All about Adjustable Rate Mortgages

Posted by Carey Frankel on Monday, September 5th, 2011 at 3:18pm.

Throughout much of the housing crisis, the term “adjustable rate mortgage” was uttered with disdain.

However, adjustable rate mortgages may have gotten a bad rap, simply because there were many, many homebuyers who took them out without considering the future. Here’s the low down on adjustable rate mortgages and why they still serve a purpose in today’s home loan market:

Adjustable rates mortgages, also referred to as ARMs, are home loans that adjust at certain intervals, as detailed in the home loan program. There are ARMs that adjust yearly, every five years, or even every ten years.

Adjustable rate mortgages are typically tied into some kind of index, which determines how much interest you pay on the loan during any given time period. Sometimes your interest rate may rise, sometimes it may fall. Before getting into an ARM on a Jacksonville Beach property, take note of the index and how it will change.

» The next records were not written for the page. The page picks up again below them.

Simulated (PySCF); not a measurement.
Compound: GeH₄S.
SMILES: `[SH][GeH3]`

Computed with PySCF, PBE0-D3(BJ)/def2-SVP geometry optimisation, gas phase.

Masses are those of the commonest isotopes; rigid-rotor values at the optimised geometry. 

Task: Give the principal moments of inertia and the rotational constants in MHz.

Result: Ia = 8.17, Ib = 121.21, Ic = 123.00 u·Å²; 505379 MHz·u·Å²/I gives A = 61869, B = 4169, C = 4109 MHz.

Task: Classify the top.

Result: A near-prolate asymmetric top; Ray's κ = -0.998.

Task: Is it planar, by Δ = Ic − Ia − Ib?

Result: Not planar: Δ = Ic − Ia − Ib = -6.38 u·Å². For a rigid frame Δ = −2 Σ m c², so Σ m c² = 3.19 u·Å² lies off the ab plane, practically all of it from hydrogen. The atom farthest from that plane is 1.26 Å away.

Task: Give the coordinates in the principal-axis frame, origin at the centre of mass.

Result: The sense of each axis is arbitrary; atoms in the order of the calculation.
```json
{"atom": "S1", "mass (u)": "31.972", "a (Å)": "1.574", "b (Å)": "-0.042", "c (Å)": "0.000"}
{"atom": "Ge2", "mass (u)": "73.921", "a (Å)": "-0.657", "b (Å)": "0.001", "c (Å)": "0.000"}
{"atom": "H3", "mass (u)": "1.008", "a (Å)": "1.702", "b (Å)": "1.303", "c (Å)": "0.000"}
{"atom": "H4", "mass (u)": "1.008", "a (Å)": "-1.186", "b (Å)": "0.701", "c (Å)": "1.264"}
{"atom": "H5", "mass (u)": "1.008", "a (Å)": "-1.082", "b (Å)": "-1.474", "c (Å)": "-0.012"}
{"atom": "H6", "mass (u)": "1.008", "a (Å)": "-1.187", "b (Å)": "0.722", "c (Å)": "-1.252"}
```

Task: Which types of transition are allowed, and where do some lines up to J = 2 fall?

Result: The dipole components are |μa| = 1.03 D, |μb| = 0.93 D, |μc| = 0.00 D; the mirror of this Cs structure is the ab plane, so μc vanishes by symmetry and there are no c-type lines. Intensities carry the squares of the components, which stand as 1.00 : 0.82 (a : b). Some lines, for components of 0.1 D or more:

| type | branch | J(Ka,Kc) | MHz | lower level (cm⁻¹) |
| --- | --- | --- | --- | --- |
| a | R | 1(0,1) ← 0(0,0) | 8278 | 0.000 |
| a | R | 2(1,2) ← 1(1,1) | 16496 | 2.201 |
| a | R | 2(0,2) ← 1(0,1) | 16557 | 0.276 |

Adjustable rate mortgages are typically chosen because they offer an initial, low interest rate. ARMs may be best for individuals who expect to make more money in the future or who don’t plan on living in their current residence for an extended period of time.

ARMs got a bad rap because many people were locked into them when the housing crisis began, thereby leaving them with monthly mortgage payments they could not afford. Because this could realistically happen again, home buyers should be aware of the downfalls of ARMs and whether choosing this type of mortgage is right for them.

Maintaining a strong credit score is crucial when choosing an ARM because homeowners who want to refinance when their ARM adjusts may not be able to do so because of a low credit score. Unless your credit is strong, you can be certain you will be stuck with an adjusting mortgage and an ever-rising interest payment.